ROANOKE TIMES Copyright (c) 1996, Roanoke Times DATE: Friday, March 22, 1996 TAG: 9603220043 SECTION: EDITORIAL PAGE: A-7 EDITION: METRO SOURCE: JULIE HOLT
FOR THE past year, lobbyists for manufacturers, drug companies and other corporations have been pressuring Congress to pass bills which scale back health and safety regulations. These regulatory "reform" efforts would dismantle laws and regulatory agencies that protect consumers from hazards in the workplace and ensure that consumers have safe products and prescription drugs at home. So far, however, the public outcry over these "regulatory reform" bills has kept Congress from doing the work of their special interest allies.
But, these big lobbies understand that there is more than one way to skin a cat--or do favors for your friends. At the same time they are aggressively pushing regulatory reform, these same corporations are lobbying Congress to reduce the enforcement capability of regulatory agencies and to pass a bill that would limit their responsibility when they make or sell a product that injures or kills consumers.
Take, for example, the assault on the Food and Drug Administration's (FDA) ability to regulate drugs and devices. The drug industry has asked Congress to force FDA to speed up the time period necessary to review applications for new drugs at the same time the agency's budget is being cut. This will mean that fewer regulators will carefully inspect the drugs which doctors prescribe. But that's only one side of the attack on consumer health and safety. If injured by a drug whose effects the drug company did not carefully investigate, consumers would be unable to hold the corporation fully accountable. The product liability bill would make it harder to send a message to corporations which act recklessly by limiting punitive damages, the damages levied in rare instances to get corporations to put concern for human health and safety ahead concern for their bottom line.

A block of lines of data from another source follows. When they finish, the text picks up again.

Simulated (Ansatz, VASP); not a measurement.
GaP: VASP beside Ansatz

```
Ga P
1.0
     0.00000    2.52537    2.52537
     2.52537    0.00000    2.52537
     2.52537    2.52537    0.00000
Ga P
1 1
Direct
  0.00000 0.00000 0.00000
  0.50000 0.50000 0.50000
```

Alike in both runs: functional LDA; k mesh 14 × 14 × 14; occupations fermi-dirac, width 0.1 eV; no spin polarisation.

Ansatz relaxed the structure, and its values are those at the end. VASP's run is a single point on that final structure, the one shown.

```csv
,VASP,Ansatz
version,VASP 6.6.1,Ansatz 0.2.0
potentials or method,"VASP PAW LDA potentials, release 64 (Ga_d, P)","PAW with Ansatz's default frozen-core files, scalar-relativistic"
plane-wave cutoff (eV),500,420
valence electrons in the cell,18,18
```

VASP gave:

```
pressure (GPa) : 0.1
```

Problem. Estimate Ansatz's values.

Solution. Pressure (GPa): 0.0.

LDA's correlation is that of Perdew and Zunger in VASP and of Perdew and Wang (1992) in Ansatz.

Another target is the Consumer Product Safety Commission (CPSC), the agency responsible for making sure that consumers are safe when they use any one of more than 15,000 household and recreational products. CPSC's executive director has stated that the budget does not provide enough money to carry out enforcement activities that reduce injuries from defective products. Many of the products CSPC monitors affect the health and safety of our children. After exposing children to more dangerous products, the product liability bill makes it more difficult for parents to hold reckless corporations fully accountable for their actions.
Congress has also voted to slash funding for all Occupational Health and Safety Administration (OSHA) operations by fifteen percent. The budget cuts have forced the agency to reduce safety inspections designed to prevent workplace accidents. OSHA administrators fear that their budget will leave the agency capable only of responding to accidents, rather than preventing them. Joseph Dear, the head of OSHA said the agency is "limping along." Workplace products such as storage tanks and machine tools are especially dangerous. After exposing workers to more defective products by making it impossible for OSHA to perform inspections, the product liability bill would place obstacles in the path of workers seeking to exercise their legal rights.
While business lobbyists say they only want more fairness in the system, the product liability legislation they are pushing illustrates the true unfairness of their real objectives. On the one hand, businesses want to limit consumers' rights to hold them accountable for the injuries they cause. On the other, they want to keep their own unlimited access to the courts. Under the Senate product liability bill, a worker injured by a more than twenty year old defective machine, such as a gas storage tank, would be barred from recovering damages from the manufacturer. But if the same defective machine burned down the employer's property, the employer would still be permitted to recover lost profits from the manufacturer of the machine.
Commentators have recently pointed out how corporations are downsizing to increase their profits. Americans should view this legislation as an effort to "downsize" consumers' rights." Congress should not allow powerful corporations to take away the regulations which protect the health and safety of workers and consumers. Nor should Congress take away consumers' ultimate safety net--the ability of injured Americans to hold these corporations accountable in court.
The American civil justice system has saved thousands of lives and prevented hundreds of thousands of injuries. Senators Robb and Warner have a chance to uphold the important principles and protections embodied in our civil justice system. They should vote against both the obviously dangerous regulatory "reform" bill and the "sucker punch" product liability bill. They would both be knockout blows to American consumers.
Julie Holt is state director of the Virginia Citizen Action in Richmond.